Fisker Automotive says it will be ready to deliver cars to customers this coming November, and will show off its production models to the public this January.

The startup, which has designed an upscale series hybrid car called the Karma, plans to show off the production version of its car at the North American International Auto Show, which starts Jan. 11 in Detroit.

The production model largely resembles the prototype that Fisker showed off at the show last year and at subsequent events. The company, though, has begun to refine the details on the price and performance of its car. As with Tesla Motors, the big question is whether Fisker can market and mass produce what will essentially be an electric car for a price that will appeal to customers and let the company also make money. The automotive world is a harsh place. You have to go back to the 1910s and 1920s to find the last time that there were successful crops of startup automakers.

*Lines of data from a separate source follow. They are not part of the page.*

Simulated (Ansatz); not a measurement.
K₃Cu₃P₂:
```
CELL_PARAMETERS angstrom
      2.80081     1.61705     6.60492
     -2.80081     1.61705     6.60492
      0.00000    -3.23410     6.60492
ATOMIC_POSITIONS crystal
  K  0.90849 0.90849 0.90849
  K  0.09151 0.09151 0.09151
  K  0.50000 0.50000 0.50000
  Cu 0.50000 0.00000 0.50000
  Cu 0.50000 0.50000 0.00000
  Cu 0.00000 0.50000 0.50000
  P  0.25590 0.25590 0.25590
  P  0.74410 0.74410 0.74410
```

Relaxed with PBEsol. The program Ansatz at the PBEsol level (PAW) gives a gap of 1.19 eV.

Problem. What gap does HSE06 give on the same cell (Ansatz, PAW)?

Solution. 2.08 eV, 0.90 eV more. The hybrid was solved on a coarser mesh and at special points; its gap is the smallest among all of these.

The Karma will be released at a base price of $87,900, which is nearly 10 percent higher than the $80,000 price estimate given by the company earlier. The four-door car will be powered by a lithium-ion battery from an unnamed vendor and the Q-Drive powertrain initially conceived by Quantum Technologies, which has worked with General Motors on a number of projects. The car will be delivered in November, a refinement from the "fourth quarter" statements earlier.

The car is a series hybrid like the Chevy Volt, which has been delayed until 2010. In this type of hybrid, the car drives on an electric motor powered by batteries. When the batteries are about to conk out, a gas generator fires up to charge the batteries. The gas engine can also propel the car. The Karma itself will drive 50 miles on electricity and then drive on a combination of gas and electric power. This gives the car an estimated mileage of 100 miles per gallon, according to the company.

The car can hit a top speed of 125 miles per hour and Fisker says it can go from zero to 60 in 5.8 seconds. It also has different driving modes-Stealth, Sport, HEV and Fuel Economy, giving drivers different degrees of fuel economy and power.

Fisker and Tesla in many ways have similar strategies. Both will enter the market with high-end cars and then try to trickle into the mainstream with sedans as the underlying technology in their vehicles becomes cheaper. (CORRECTION: Tesla has already produced and sold "nearly 100" cars according to a spokeswoman. Fisker won't start until November.) The main difference is the gas generator. Fisker makes hybrids. Tesla earlier had planned to make a series hybrid but now says it will make only all-electric cars. All-electrics can cost more than regular cars because of the inordinate expense of batteries.

On the other hand, the series hybrid concept hasn't been tried in mass production cars yet. Some, including Tesla CEO Elon Musk and UC Davis Professor Andy Frank, claim that the concept is tougher to pull off than it sounds. Toyota's Prius and the other hybrids on the road are parallel hybrids. In these, the gas motor propels the car and doesn't exist to charge the battery.

Don't count on sympathy and support between the two companies. Fisker recently beat Tesla in a contentious lawsuit (see Cash-Strapped Tesla Raises $40M, Loses Lawsuit).

As previously stated, the Karma will be assembled by Valmet Automotive, which also produces the Porsche Boxster and Porsche Cayman. The Yearly volume is anticipated to reach 15,000 cars per year.

A total of 40 retailers for the U.S. market will be established by October 2009. Fisker Automotive will announce 20 of its Retailers in January 2009. European pricing will be announced at the International Geneva Motor Show in March.

Another luxury carmaker, Venturi in Monaco, now plans to start delivering its electric sports car, the Fetish, in June 2009. The Fetish would cost a mere €450,000 ($639,280) (see More Speed Bumps for Electric Cars?).

In September, Fisker raised an additional $65 million in a third round of funding. Investors include an affiliate of Qatar Investment Authority, Palo Alto Investors and Kleiner Perkins Caufield & Byers.